Skip to main content

Python Package that support the read/write of multidimensional GeoTIFF files

Project description

mrio

mrio reads and writes multidimensional GeoTIFF files.

What is a Multidimensional GeoTIFF (mGeoTIFF)?

A Multidimensional GeoTIFF extends the traditional GeoTIFF format by supporting N-dimensional arrays, similar to formats like NetCDF, HDF5, or Zarr. It maintains the simplicity and compatibility of GeoTIFF, offering fast access and the ability to be opened by any GIS software or library that supports the GeoTIFF format.

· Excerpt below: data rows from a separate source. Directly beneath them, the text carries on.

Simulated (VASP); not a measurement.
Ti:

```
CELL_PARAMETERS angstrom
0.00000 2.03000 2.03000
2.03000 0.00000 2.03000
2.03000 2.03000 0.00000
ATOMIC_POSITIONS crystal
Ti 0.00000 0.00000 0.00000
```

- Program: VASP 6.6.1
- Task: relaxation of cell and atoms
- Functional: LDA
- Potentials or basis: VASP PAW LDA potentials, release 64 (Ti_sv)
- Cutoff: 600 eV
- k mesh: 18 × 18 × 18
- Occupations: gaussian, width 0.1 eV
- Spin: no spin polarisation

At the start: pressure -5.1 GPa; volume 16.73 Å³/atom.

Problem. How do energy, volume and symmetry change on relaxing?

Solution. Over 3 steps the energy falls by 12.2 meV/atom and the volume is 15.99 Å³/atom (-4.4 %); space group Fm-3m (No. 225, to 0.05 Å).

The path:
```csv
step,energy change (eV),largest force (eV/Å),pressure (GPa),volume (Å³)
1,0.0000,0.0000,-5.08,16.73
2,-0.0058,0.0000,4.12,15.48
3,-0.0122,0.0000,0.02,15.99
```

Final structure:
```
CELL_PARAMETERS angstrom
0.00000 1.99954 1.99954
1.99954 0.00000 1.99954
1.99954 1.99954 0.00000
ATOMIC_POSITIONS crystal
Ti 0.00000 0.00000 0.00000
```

What is a Temporal GeoTTIFF?

The Temporal Geo Tag Image File Format (Temporal GeoTIFF) builds upon the Multidimensional GeoTIFF standard by implementing a stricter convention for defining the temporal dimension. It requires a four-dimensional structure with dimensions ordered as follows: (time, band, x, y). The temporal dimension adheres to the STAC specification, which includes a start_datetime and a optional end_datetime. The start_datetime and end_datetime are both strings representing according to RFC 3339, section 5.6, and utilizes the Gregorian calendar as the reference system for time. For additional details, please refer to the [Specification][SPECIFICATION.md].

Installation

pip install mrio

How to use it?

Writing a Multidimensional GeoTIFF

import mrio
import numpy as np
import xarray as xr
import pandas as pd
import rasterio as rio

# 1. Define a 5-dimensional dataset (toy example)
data = np.random.rand(3, 5, 7, 128, 128)
time = list(pd.date_range("2021-01-01", periods=5).strftime("%Y%m%d"))
bands = ["B02", "B03", "B04", "B08", "B11", "B12", "B8A"]
affine = rio.transform.from_bounds(-76.2, 4.31, -76.1, 4.32, 128, 128)
simulations = ["historical", "rcp45", "rcp85"]
crs = "EPSG:4326"

datacube = xr.DataArray(
    data=data,
    dims=["simulation", "time", "band", "lat", "lon"],
    coords={
        "simulation": simulations,
        "time": time,
        "band": bands,
    },
)

# 2. Define the parameters
params = {
    "driver": "GTiff",
    "dtype": "float32",
    "width": datacube.shape[-1],
    "height": datacube.shape[-2],
    "interleave": "pixel",
    "crs": crs,
    "transform": affine,
    "mrio:pattern": "simulation time band lat lon -> (simulation band time) lat lon",
    "mrio:coordinates": {
        "time": time,
        "band": bands,
        "simulation": simulations,
    },
    "mrio:attributes": {
        "hello": "world",
    },
}


# 3. Write the data
with mrio.open("image.tif", mode="w", **params) as src:
    src.write(datacube.values)

# 4. Read the data
with mrio.open("image.tif") as src:
    data_r = src.read()
    print(src.attributes())
    print(src.profile)

Writing a Temporal GeoTIFF

from datetime import datetime
import pandas as pd
import tacoreader
import numpy as np
import mrio

# 1. Load a dataset that contains images from the same location
cloudsen12_l1c = tacoreader.load("tacofoundation:cloudsen12-l1c")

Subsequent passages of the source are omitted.